STICKY ASIAN GLAZED MEATBALLS
Juicy pork meatballs with a sweet and savoury Asian-inspired glaze. Served over fluffy white rice and Tenderstem broccoli. The sauce, made with honey, soy, and spices, gives the meatballs a tasty, sticky coating.
PREP 15m
COOK 30m
TOTAL 45m
SERVES 4
Ingredients-
For the Meatballs:
500g Pork Mince
210g (1 cup) White Rice
475ml water (2 cups)
220g Tenderstem Broccoli
50g Breadcrumbs
1 Large Egg
2 Garlic Cloves
1 Tsp Dark Soy
2 tbsp Sweet Chilli
For the Sauce:
2 Garlic Cloves, Grated
2 tbsp Honey
2 Tsp Dark Soy
3 Tbsp Sweet Chilli
1/2 Tsp Five Spice
1 Tbsp Shaohsing Rice Wine
Cider Vinegar
2 Tbsp Water
Instructions-
Prepare Rice:
Heat 1 tablespoon of oil in a pan and fry the white rice until it becomes golden.
Add 475ml (2 cups) of water to the rice and reduce the heat to medium.
Cover with a lid and let it simmer for exactly ten minutes.
Remove from heat and set aside.
Make Meatballs:
In a mixing bowl, combine the pork mince, breadcrumbs, egg, minced garlic, dark soy, and sweet chili. Mix until well combined.
Form the mixture into 24 meatballs and place them on a baking tray.
Bake in the oven for 15 minutes at 200°C.
Prepare Sauce:
In a large pan, prepare the sauce. Add the grated garlic, honey, dark soy, sweet chili, five-spice, Shaohsing rice wine, a splash of cider vinegar, and 2 tablespoons of water.
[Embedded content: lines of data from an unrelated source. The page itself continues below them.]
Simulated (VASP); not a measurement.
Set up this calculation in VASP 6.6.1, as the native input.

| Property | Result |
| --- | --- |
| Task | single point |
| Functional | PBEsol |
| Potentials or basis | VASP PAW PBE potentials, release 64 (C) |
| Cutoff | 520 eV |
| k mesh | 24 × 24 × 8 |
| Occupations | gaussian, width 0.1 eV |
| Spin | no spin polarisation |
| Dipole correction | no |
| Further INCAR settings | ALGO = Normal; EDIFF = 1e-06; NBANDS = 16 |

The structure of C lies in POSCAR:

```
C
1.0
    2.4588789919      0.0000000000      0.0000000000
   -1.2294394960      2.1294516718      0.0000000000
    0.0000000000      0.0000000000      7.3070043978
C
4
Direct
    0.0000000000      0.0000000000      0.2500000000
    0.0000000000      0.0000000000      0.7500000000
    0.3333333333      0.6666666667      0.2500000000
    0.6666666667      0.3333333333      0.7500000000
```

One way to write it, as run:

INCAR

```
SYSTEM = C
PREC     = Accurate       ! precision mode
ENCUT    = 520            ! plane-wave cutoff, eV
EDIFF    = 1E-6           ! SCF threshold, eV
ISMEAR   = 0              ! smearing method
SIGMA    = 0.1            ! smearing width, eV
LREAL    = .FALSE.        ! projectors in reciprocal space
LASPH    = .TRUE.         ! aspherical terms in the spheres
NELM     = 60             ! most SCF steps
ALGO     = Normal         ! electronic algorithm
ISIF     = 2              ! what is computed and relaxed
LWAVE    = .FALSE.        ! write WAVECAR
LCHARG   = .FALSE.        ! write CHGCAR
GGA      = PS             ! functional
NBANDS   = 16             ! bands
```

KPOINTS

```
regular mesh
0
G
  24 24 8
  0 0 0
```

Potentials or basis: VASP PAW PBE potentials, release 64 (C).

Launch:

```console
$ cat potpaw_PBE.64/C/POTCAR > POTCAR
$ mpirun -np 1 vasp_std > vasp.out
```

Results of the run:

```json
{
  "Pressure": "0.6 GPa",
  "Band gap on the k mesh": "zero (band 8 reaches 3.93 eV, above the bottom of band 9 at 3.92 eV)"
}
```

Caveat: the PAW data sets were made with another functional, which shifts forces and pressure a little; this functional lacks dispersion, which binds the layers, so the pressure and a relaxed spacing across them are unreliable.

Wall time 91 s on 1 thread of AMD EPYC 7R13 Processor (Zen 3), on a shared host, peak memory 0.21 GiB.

Simmer the sauce for 10 minutes.
Glaze Meatballs:
Add the cooked meatballs to the sauce in the pan.
Simmer on low for an additional 5 minutes.
Steam Broccoli:
While the meatballs simmer, steam or boil the Tenderstem broccoli until tender.
Serve:
Serve the meatballs with the sticky Asian glaze over rice and with a side of the cooked broccoli.